I think the 5.0 would be more of a challenge than the 4.6. It's one thing to just swap the engine and ECU from the same generation, but you might run into all kinds of issues with the 5.0. Things such as how to drive the tach, speedo, dash lights - all the indication stuff - that runs through the ECU or other module that was originally on the same generation as the 5.0. Also, you have to worry about hooking up the electronic controls to the transmission and any speed sensors, etc and hope that the signals are the same between the generations both in terms of type (frequency, voltage, current, etc.) of signal as well as the range. After that, you have to figure out how to hook up cooling lines, tranny lines, the accessories, etc.
Since your Explorer was available with a 4.6, you should be able to swap in the same engine and transmission and all the electronics. It's not just a matter of emissions, but getting all the stuff you need to work. The easiest thing would be to find a donor vehicle with the same engine and transmission (and maybe even the same options) that was available and grab the control module(s) and wiring harnesses and hope you don't need to do any re-programming.
I think this would be a big job either way you go. You shouldn't even attempt this without getting your hands on the factory service manual and wiring diagrams. How much time and effort are you willing to put into this?
One of the benefits of modern technology as applied to newer cars is that engine swaps (and even much simpler things) are nowhere near as easy as they used to be, or should be.
Thanks for the input Mikeman, I will take all I can get, I considered what you said and the 4.6 is probably the best solution, though I think only 4wd came with the v8, and used the 4r70w trans, here is my thoughts, if I could get an 04 or 05 crown vic/ grand marq I think I could use the PCM, harness engine and trans and also have a v8 Donner explorer for small stuff. My explorer is the first year without throttle cables ,it uses the drive by wire so I would have to have that. I think It would go fairly good. I see so many failed 4.0 SOHC engines and a lot of cheap gen 3 Explorers out there that something needs to be done. there are also alot of vehicles with 4.6/ 4r70w trans also out there. A v8 2wd I think would be very usefull and fun. I think I could even use the Crown vic PCM w/o reprograming.
Before you go through with this, get your hands on the Crown Vic, Grand Marquis or other donor vehicle wiring schematics and compare those to the 4.6 V8 version of the Explorer. I would strongly recommend the genuine Ford documentation. If you don't want to buy it (I wouldn't blame you), you might be able to find it in your library system.

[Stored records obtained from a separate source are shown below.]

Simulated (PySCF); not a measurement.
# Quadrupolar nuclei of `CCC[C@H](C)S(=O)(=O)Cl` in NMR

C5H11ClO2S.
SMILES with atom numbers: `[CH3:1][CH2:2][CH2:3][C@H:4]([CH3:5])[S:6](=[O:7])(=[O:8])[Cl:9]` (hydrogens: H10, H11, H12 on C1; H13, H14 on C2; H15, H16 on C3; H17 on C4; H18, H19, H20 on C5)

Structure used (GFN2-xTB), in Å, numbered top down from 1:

You need to compare the guzzintas and guzzoutas for the donor and the receiver ECU/PCM and other modules. My concern would be vehicle-specific wiring harnesses. There could be differences in instrumentation or options that you need to consider. The basic engine controls may be the same, but you might run into differences elsewhere. As time goes on, the trend is toward more "integration" - moving more functions into the same box. Initially, ECUs just did engine management. Then they became PCUs and that included things like the transmission and transfer case. I don't know if this is the case with Ford and your Explorer, but I'd want to find these things out before spending time and hard-earned cash. See if the ECM/PCU only controls engine, dash and transmission, or are functions like wipers, climate control, power windows, etc. controlled by the ECU. I'm amazed at all the functions that Ford, and other manufacturers, have determined require microprocessor control.
You really need documentation (schematics and manuals). Without it, you're the proverbial blind squirrel. Maybe I'm being paranoid, but my time is precious and I wouldn't want to attempt this without reviewing all the pertinent information beforehand. And even then, things are never as easy as they seem.
If 2WD was never offered on the 4.6 Explorer, you'll have to also think about the driveshaft.
Here's where I'm coming from. I swapped a 6th generation Accord motor into a 5th generation Accord. The motors were pretty much the same on paper. Only 100 ccs difference and half a point of compression. All the interfaces were the same. Should be simple, right? I stripped the engine down to a bare long block, transferred all the 5th gen parts to the 6th gen motor and, despite all the reassurances from the people selling the motor, I'm having problems with pinging (even with premium fuel). Since the car wasn't worth much, I'm just going to drive it until either a ring or piston breaks or it dies from natural causes. I'm not sure which will happen first, but my preference would be to have a motor that wasn't at risk of damage due to pre-ignition.
I love reading the detail, perhaps I could benefit from your knowledge. I have an 2004 Explorer Sports Trac with intermitent "engine light, no tack, no speedo, no temp gauge". I replaced the differential VSS and it seemed to work well for 1 day. Would you have a recommendation of my next option? Other than the above items, the vehicle runs well, but doesn't register distance. Thank you for any asssitance you may offer.
I have an 2004 Explorer Sports Trac with intermitent "engine light, no tack, no speedo, no temp gauge".
First, start a new thread with your issue, provide more detail if you can and you'll benefit from the collective wisdom here. I don't doubt that someone here will get you closer to resolving your problem or just flat out get you the direct cause.
I would start by pulling any code(s). Provide that in your new post. The codes will give you a clue, but not necessarily the answer. With all things going on at once, look for something common to them all - connector, ground, gauge/cluster module, etc. I don't recall seeing flow charts that address simultaneous issues, but I confess that I have only read relatively few.
I think one of the frequent visitors here has a manual that covers the year of your Explorer. Or try your local library. Without the manual, you're guessing, and even with it, you sometimes are just making a better-educated guess. This is evidenced by the somewhat common fault isolation step in the flow charts: replace suspected bad part with known good part.